Thursday, October 1, 2015

Why So Much Regulation?

America is strangling under policies of excess regulation. These regulations are coming from several levels of federal, state and local government.  Is there any company without a large and growing "compliance" effort.  What consumer good is produced by the compliance department.

There are many ways to kill off the free market and stifle economic progress.  Excessive regulation is one of the more subtle.  An excess of regulation guarantees the power position of folks at the top of the pile and provides jobs for lawyers and clerks, who produce no products of value that any consumer would ever willingly consume.  These regulations kill off business formation and make criminals out of the poor who have the courage to step forward with their own entreprenurial efforts.

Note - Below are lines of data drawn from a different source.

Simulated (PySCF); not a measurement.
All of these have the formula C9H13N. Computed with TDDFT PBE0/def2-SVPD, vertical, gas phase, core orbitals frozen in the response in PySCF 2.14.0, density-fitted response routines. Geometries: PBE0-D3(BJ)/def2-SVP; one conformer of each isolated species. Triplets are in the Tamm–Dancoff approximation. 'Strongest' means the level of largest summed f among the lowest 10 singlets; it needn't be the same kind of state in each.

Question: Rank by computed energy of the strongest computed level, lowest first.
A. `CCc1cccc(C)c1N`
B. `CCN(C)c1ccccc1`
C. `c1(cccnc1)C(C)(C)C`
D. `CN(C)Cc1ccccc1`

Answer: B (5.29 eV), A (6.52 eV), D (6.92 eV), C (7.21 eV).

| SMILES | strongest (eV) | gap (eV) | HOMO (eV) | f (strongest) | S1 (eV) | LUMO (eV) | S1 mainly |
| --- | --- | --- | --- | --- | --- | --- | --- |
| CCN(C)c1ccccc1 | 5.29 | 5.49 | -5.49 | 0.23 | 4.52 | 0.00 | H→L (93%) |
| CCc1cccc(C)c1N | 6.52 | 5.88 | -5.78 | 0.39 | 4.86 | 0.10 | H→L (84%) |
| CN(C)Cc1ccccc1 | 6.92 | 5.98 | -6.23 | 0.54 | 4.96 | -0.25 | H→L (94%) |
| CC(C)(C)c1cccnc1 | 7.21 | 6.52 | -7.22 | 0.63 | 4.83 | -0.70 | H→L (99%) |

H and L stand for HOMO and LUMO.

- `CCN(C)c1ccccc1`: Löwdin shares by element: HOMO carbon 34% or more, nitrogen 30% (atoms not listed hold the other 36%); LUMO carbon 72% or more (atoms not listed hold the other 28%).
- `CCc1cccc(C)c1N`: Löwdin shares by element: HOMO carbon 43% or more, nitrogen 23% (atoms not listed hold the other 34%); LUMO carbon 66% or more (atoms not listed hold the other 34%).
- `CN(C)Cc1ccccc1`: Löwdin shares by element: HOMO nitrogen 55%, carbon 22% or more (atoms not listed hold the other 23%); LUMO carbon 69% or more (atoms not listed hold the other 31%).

You don't need to deal with paperwork if you are a drug dealer, but if you do anything legitimate in our poorest communities, your are forced to endure an enormous amount of paperwork to satsify bureaucrats at all levels of government.  Otherwise you may be subject to civil and criminal penalties.

Selling lemonade at a lemonade stand would take more than 12 months to get the necessary approvals from various levels of government in most American cities.  So much for the lemonade stand.

No wonder, drug trafficking has such an appeal in the poorest communities.  If all forms of entrepreneurship are illegal (because as a practical matter compliance is impossible), then why not enter drug trafficking where the profits may be worth the risks.

But regulations serves the interest of rent-seekers.  A rent-seeker is someone who has no intention of providing a product or service that anyone would voluntarily purchase.  Instead a rent-seeker seeks to make their money by latching onto the regulatory world and punishing those who are trying to provide a product or service that folks would actually like to buy.  Rent-seeing activities are like leeches.  They suck out the blood of a vigorous economy and provide nothing in return.

America has become the land of the regulator.  In my state of Virginia, any home built with a single room that doesn't have electrical outlets cannot get an "occupancy" permit.  What conceivable reason can there be for this regulation?  If the homeowner wants to have a room without electrical outlets to protect small children, he/she cannot do it.  How did that become an issue to be determined by the state?  A family is forbidden to protect their children thanks to regulation.  There are so many examples where regulations make folks less safe and reduce their standard of living.

Who wins?  Lawyers and folks at the top of the pyramid.  These regulations don't bother them.  In some cases, Senators like Elizabeth Warren, exempt themselves from regulations that terrorize the average citizen.  After all, Elizabeth Warren, perched on top of the stage coach, need not bother to play by the same rules that she foists on every other American.

So, regulatory overkill continues to punish those at the bottom of the economic pile with little or no benefit to anyone but the bureaucrats (and their ever-present media fan club).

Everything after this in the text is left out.